There’s more to a site than first meets the eye but it’s crucial to understand these hidden features if you’re to build a safe, stable and long-lasting structure. Whether it’s site sloping, the load paths of existing structures or water drainage, a thorough site investigation is an absolutely vital part of the engineering process. It’s only by doing your homework and fully understanding a site’s context that you’ll be able to find the best and most cost effective solutions to cater to each client’s needs.
There are a number of factors that must be considered when drawing up plans with the design team. Before work can begin you need to know about the properties of the soil and environment as well as the capabilities of any existing structures you’ll be working with. A geotechnical survey is conducted to examine soil properties and mechanics, which will influence the foundation solution for any new building work. It’s also crucial to understand the load paths within existing structures to find areas of weakness which need to be worked around when adding new elements. This in-depth understanding of context is especially important when it comes to projects involving listed and historic buildings, which involve the tricky balancing act of sensitively preserving original features whilst updating facilities. Failing to properly understand a site may lead to engineering solutions which cause damage to the surrounding environment and existing structures, create an unstable structure or simply are unnecessarily costly.

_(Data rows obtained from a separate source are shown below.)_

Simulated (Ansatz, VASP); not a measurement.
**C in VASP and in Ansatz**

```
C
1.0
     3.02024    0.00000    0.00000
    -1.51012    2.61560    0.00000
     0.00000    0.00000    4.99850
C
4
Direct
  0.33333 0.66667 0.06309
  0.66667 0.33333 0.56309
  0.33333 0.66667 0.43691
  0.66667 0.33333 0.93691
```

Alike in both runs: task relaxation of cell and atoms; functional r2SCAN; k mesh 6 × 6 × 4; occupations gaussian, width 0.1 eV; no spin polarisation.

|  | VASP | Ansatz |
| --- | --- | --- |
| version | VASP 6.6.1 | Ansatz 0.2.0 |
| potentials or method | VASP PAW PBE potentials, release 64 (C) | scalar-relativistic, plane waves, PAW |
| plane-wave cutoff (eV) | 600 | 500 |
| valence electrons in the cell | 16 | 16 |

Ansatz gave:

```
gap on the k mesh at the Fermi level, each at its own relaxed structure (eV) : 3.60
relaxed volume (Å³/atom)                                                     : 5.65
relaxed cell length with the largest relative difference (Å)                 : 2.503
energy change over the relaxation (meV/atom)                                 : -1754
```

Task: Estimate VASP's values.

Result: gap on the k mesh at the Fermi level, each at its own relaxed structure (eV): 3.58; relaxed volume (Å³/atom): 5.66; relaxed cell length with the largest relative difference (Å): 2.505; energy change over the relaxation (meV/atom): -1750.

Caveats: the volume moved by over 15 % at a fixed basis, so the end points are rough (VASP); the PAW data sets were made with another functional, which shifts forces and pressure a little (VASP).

At Lyons O’Neill we are always looking for marginal gains to help us create and communicate designs as the project progresses, but technology also has a large role to play in the initial understanding of a site. We use 3D point cloud surveys to help us capture site specific data and incidental data surrounding the site, which allows us to extract extremely accurate insights about the site context. This understanding helps us treat each project with a bespoke approach and create structures which perfectly fulfil the client brief.